I had completely forgotten about Wolveroach until he was brought up in this Column a couple weeks ago. Spider-Ham, on the other hand, I remember.

I would pay less attention to the DeFalco version, simply because it is thirty years later. Memories change. The emphasis on plush toys indicates that, yes, they had a very good reason to avoid any IP connection. Maybe they would be safe, maybe not, but it would take expensive lawyers and a ton of bad publicity to prove it.

However, I think the Wolveroach versus Spider-Ham argument is the key. This demonstrates that Sim exaggerates the importance of his characters. Yes, Cerberus is very important to the history of comics, but Wolveroach is not.

I recall both characters, but Spider-Ham tends to be fresher in my mind because he had his own title and, with the conclusion of the Cerebus series, is more likely to continue to appear from time to time.

Sim is obviously an ego-maniac and that has been apparent for decades. I can recall Wolveroach but Spider-Ham was near and dear to me. I was a little too old to be reading funny animal books because I was in Jr. High at the time, but I could NOT resist buying those books because I was a huge fan of Spider-Man in general and the book was such a fun concept.
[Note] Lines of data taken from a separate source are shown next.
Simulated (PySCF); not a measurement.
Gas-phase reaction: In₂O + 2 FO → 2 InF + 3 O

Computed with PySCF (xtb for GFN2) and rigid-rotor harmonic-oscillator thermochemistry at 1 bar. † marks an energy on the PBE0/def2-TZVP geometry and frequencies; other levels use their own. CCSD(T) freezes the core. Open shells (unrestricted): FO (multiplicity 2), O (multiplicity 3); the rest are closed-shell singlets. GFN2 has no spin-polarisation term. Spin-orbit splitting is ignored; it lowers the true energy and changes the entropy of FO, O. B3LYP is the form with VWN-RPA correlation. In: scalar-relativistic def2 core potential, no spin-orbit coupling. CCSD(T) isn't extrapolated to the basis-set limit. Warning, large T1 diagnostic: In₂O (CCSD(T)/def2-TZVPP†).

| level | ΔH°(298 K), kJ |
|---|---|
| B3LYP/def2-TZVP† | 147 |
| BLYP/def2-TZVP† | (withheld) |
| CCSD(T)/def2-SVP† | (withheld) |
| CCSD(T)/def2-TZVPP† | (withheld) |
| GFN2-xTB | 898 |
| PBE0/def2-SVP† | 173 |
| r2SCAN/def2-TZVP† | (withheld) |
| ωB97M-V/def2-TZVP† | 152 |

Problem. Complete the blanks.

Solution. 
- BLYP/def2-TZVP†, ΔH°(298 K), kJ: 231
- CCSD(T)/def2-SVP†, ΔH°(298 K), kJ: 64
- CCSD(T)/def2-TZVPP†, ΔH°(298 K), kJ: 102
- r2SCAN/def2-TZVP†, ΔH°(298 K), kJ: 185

About that time frame, my friends and I were getting really into RPGs and I bought a copy of Toon because it looked fun, and it was. So I ran one session as a Spider-Ham themed game with one lucky player getting to play Peter Porker and others playing Captain Americat, Hulk-Bunny, The Simian Torch, and Iron Mouse. It was a total blast. I wish I could have made a ongoing campaign out of it but the gaming group broke up a few months later.

Ah….nostalgia

I loved that Ken Griffey game, but never noticed the connection. One thing I do remember is the ridiculously strong home run hitter named J. Hutt!

Is that a Michael Golden cover on Spider-Ham #1?

AverageJoeEveryman

February 3, 2012 at 10:27 am

I was going to mention as well that there is no way Wolveroach is more well known than Spider-Ham. If I had not read High Society a couple years ago I woulnt even know who the character is.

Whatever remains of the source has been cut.